Netflix pulls films from Cannes after facing competition ban

"It was not our decision to make."

Netflix has pulled its films from Cannes Film Festival following a row between the two entertainment giants.

The streaming service was recently banned from competing for Cannes’ prestigious Palme d’Or, after festival artistic director Thierry Fremaux confirmed that all films vying for the top spot will require a cinema release in France.

The new ruling is a direct response to the controversy that the festival faced last year, when two Netflix films were entered in competition for the Palme d’Or despite not being released in cinemas.


Responding to the new rules, Netflix CEO Reed Hastings wrote on Facebook: “The establishment is closing ranks against us.”

Now, in an interview with Variety, Netflix CCO Ted Sarandos said of the company pulling out of Cannes: “It was not our decision to make.”

“We want our films to be on fair ground with every other film-maker,” he added. “There’s a risk in us going in this way and having our films and film-makers treated disrespectfully at the festival. They’ve set the tone. I don’t think it would be good for us to be there.”

“We hope that they do change the rules,” Sarandos said. “We hope that they modernize. But we will continue to support all films and all film-makers. We encourage Cannes to rejoin the world cinema community and welcome them back.”

Five Netflix films had been scheduled for a Cannes premiere included Norway, Paul Greengrass’ biopic about the Norwegian terrorist Anders Behring Breivik.


Other films included Hold the Dark, a thriller starring Alexander Skarsgård; Alfonso Cuaron’s Roma, Orson Welles documentary They’ll Love Me When I’m Dead, and a newly restored version of Welles’s famously unfinished film The Other Side of the Wind.

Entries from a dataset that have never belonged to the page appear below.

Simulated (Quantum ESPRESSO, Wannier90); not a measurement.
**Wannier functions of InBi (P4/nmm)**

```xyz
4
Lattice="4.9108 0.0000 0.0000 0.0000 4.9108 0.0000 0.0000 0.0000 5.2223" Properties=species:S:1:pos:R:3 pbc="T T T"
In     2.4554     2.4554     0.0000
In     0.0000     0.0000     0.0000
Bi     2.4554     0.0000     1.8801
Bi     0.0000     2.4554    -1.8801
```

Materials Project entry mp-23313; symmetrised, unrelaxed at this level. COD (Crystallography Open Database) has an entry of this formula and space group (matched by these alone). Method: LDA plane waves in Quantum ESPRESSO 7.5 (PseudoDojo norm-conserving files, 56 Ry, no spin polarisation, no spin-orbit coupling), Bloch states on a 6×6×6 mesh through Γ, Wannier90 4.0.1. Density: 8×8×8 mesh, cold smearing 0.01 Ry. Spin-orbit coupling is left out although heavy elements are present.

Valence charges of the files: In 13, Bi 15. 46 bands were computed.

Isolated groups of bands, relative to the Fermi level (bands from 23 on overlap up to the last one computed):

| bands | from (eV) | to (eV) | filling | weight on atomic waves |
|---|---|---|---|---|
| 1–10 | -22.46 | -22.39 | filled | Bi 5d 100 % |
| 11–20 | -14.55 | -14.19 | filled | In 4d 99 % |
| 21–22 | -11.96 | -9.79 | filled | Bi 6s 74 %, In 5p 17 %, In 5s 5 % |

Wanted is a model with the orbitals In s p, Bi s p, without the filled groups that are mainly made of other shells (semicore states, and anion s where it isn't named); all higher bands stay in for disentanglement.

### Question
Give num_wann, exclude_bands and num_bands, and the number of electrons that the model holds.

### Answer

Hold The Dark director Jeremy Saulnier told IndieWire: “It’s a shame, I think it could’ve caused a stir”.

“But it will ultimately be better for the film to be showcased at festivals later this year, closer to the release. Also, who the hell wants to be booed at the first presentational credit of your film, especially when it’s disparaging the entity that made the film possible in the first place? That’s where I’m a fierce defender of Netflix.”